ESP32 Squash Court Scoreboard
Overview
This project started from a simple real-world problem: during a squash match, players should be focused on the game, not on remembering the score. I designed a dedicated electronic scoreboard that lets players increment points remotely and see the current score and set count instantly on a bright LED display.
The system combines embedded programming, wireless communication, power-conscious hardware design, and physical product design. I handled the design end to end, from concept and electronics choices to enclosure/CAD work and the overall system architecture.

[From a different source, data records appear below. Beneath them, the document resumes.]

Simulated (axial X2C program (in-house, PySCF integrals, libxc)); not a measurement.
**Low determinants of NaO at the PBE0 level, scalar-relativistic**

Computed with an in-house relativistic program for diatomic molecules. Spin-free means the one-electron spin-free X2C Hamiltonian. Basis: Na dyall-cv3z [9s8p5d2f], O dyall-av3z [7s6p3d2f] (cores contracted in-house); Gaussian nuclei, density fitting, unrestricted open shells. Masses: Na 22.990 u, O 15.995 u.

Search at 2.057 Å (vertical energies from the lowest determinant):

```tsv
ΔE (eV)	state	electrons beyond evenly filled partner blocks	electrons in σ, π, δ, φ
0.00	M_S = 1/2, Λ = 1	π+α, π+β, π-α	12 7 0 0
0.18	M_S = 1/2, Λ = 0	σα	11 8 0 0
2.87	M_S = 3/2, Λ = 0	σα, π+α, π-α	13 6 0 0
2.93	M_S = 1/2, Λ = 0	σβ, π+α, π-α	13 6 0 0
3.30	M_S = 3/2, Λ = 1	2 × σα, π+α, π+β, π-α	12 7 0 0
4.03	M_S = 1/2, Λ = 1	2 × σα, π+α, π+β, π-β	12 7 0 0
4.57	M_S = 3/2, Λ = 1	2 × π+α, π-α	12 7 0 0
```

Repository: github.com/usereri/scoreboard
CAD: Onshape design
System Architecture
- ESP32 as the main controller for score logic, LED driving, and wireless input handling
- WS2812B addressable LEDs used to build the score and set display for both players
- 433 MHz STX882/SRX882 radio modules for remote point input without running wires across the court
- ATtiny85 in the button unit to handle low-power input logic
- Solar-powered button design with an amorphous panel and 1.5 F supercapacitor, avoiding a battery and enabling low-maintenance use
What I Worked On
- Designed the scoreboard as a complete product rather than only a firmware exercise
- Implemented the game logic for tracking points and sets per player
- Integrated wireless score input through remote radio-connected buttons
- Designed the LED segment layout and signal routing for both player displays
- Made hardware decisions around low-power behavior, simplicity, and usability in a sports environment
- Created the physical design and CAD model for the system
Key Design Decisions
- Chose addressable LEDs to simplify wiring and allow flexible per-segment control
- Used 433 MHz one-way RF as a practical, low-cost solution for reliable remote input
- Used a supercapacitor instead of a battery in the button unit to reduce maintenance and avoid battery aging
- Selected an amorphous solar panel for better performance in lower and more diffuse light conditions
- Offloaded button handling to an ATtiny85 so the remote input unit could stay simple and power-efficient
Why It Matters
I like projects that solve a real problem with a complete system, not just an isolated technical demo. This scoreboard combines embedded software, hardware architecture, wireless communication, power management, CAD, and user-focused design in one build.
It is also a good example of the kind of engineering I want to keep doing: practical systems where software directly shapes the behavior of a physical product, and where reliability, usability, and design tradeoffs all matter at the same time.